Working remotely is not the same as working from home, but when someone starts working remotely, the first idea usually is working from home, but before even try, you should consider a few things:

When I started working from home, I used to work from my living room, and that was an awful idea. Each time I had a call, someone entered the living room and made noise. When you are in this situation, things are hard because it depends on the maturity of the team if that is valid or not.

When I came back to Galicia, I set my office in a spare room at home, having an office allowed me that everybody at home knows that I’m working and nobody should bother me. I also highly recommend to avoid working from the living room because that will helps you to forget about work and spend time with your family.

One of the good things that I made in these years is having a pre-defined work schedule. In remote, you always feel that you don’t deliver enough and it is super easy to end up being depressed. In all these years I tried to be as close as possible to my wife work schedule, so it’s easy to work only 8-10 hours per day, plus I have the luck to have lunch at home with her so I can interact with someone at my lunchtime.
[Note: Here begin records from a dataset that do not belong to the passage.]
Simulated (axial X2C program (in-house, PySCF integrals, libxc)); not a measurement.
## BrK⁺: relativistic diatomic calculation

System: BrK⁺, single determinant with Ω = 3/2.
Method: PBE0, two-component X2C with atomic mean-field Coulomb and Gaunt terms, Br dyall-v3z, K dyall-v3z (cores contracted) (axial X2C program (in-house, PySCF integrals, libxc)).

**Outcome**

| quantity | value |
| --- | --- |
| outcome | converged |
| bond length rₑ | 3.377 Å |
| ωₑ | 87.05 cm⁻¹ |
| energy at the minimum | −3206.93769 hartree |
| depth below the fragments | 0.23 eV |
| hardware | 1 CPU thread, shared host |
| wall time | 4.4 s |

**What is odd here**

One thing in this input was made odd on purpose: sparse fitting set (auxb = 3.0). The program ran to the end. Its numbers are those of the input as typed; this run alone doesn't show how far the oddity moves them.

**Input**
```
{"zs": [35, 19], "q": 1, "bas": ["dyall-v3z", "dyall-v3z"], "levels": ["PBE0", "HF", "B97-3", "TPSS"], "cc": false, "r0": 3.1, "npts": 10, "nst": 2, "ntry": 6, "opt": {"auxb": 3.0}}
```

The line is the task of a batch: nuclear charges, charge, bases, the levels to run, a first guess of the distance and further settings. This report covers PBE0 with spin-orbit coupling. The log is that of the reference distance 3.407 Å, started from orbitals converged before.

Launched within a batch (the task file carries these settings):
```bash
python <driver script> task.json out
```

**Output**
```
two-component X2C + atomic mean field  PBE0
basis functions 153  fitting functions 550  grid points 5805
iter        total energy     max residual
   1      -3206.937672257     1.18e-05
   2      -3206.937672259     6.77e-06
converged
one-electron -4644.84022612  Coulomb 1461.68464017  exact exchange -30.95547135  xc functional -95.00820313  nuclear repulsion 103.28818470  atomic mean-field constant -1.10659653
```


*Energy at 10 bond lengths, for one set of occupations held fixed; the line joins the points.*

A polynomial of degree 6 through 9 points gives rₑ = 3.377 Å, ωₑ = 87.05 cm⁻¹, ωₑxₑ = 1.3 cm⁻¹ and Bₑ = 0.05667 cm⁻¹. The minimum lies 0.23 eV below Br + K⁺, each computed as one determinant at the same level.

Additionally, social life can be super challenging, when I worked for London (almost same time zone), my social life happened when I finish my work, that use to be around 18:00. After 18:00 was my social time and I could go to the gym, run, attend to meetups or any other event without issues, likewise all close people knew that I finish around 18:00.

If you work with EDT timezone is ok, you can sync a few hours with them easily, as your 18:00 are they 12:00, so you can sync without effort for more than 3 hours, maybe one day you need to work a bit more, but it’s ok. If you work for PST timezone things are harder, the main reason is that your 18:00 are their 9:00 am, so to sync with them you need to shift a few hours and maybe you lost part of your social life.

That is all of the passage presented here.